Digital wealth management can mean many things. Over the past years several companies, sometimes referred to as robo-advisors, have emerged, each presenting their own version of digital wealth management. “Securities brokers, wealth managers, banks, insurance companies – each type of financial institution has their own set of ideas and their own set of challenges”, says John Robson, Quantifeed’s Chief Commercial Officer. He continues, “The common thread that ties all these organizations together however is that they want to go from selling products to solving their clients’ financial problems”. Products don’t necessarily get clients to where they want to be and fail to build any lasting trust or loyalty between the organisation and the client.
Automation: The path to mass customisation
Offering financial solutions instead of selling products means that financial services firms need to provide customisation, transparency, convenience and engagement. To be able to deliver customised financial solutions on a large scale, financial institutions have to automate more and more of the wealth management experience. Robo advice is about using technology to automate complex processes without reducing the richness of the customer experience. In the words of Alex Ypsilanti, Co-Founder and CEO of Quantifeed: “We aim to automate the more mechanical parts of portfolio management. Leaving the more human, more emotive parts to financial advisors.”
Deployment: Working with multi-stakeholder institutions
In our experience, each financial institution is unique in their situation, their customer base, their expectations, their requirements, and their constraints. “As you can imagine, each large financial institution wants something different, something slightly unique”, says Ypsilanti. “They all want a different user experience; a different user journey”. Even the different stakeholders and businesses within an institution might differ in their goals and visions for their digital solution. The creation of this solution is an interactive process between technology provider and financial institution on a partnership basis. The collaboration starts with a long discussion: “We work very closely with our customers to understand what it is they want to offer. And from there we build something that really meets their needs”, says Ypsilanti. Such a solution often leverages existing distribution channels, as well as the track record and reputation of an institution. Robson adds “Deployment isn’t limited to technology. The deployment challenge is about how a new technology initiative will fit with the people, processes and systems of the existing business”. However, successful deployment is beginning of the story and not its end.

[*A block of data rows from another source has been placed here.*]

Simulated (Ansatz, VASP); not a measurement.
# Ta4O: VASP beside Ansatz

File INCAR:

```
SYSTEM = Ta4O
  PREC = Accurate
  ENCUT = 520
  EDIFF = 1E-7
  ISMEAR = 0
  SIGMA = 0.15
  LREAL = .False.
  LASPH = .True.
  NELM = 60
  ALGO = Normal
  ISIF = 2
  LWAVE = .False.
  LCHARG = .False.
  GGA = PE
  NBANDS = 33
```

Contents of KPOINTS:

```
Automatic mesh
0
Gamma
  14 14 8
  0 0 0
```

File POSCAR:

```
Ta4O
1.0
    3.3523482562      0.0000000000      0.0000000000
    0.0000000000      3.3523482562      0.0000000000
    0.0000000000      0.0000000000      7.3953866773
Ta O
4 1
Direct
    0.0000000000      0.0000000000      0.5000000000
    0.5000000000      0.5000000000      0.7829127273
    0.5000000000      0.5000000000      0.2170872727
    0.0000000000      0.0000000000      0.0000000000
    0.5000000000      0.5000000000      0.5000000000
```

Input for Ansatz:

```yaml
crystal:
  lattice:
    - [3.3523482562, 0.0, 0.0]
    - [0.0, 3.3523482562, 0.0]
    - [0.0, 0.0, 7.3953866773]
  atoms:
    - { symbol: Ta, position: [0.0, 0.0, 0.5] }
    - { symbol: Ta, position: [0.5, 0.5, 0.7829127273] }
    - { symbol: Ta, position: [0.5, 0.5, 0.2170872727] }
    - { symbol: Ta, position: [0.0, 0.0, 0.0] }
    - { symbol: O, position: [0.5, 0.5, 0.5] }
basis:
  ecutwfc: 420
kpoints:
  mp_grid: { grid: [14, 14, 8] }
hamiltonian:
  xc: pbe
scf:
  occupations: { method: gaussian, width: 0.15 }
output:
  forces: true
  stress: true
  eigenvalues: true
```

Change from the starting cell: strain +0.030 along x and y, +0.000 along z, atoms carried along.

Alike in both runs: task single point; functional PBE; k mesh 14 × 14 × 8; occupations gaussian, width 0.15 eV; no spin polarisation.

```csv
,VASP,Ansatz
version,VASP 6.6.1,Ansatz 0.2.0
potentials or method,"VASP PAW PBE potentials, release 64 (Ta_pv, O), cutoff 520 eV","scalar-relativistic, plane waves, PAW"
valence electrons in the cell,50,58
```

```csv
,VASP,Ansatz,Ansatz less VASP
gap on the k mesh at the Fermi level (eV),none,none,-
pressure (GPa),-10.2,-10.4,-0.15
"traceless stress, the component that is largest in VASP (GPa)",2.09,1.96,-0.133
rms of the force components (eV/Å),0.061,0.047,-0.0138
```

Engagement: Learning, iterating and growing
Digital engagement with clients provides the opportunity to learn from their behaviour, to learn what’s working and what isn’t, and to continually refine that engagement as well as other aspects of the product. A digital platform provides the ability to more accurately monitor a client’s portfolio, to craft a relevant message and to know when will be the most appropriate time to send it to the client. For a bank with hundreds of thousands of clients the wealth relationship will rest on the shoulders of the digital solution. If the engagement is right, then the opportunity exists to shift from a relationship based on transactions to one of on-going value.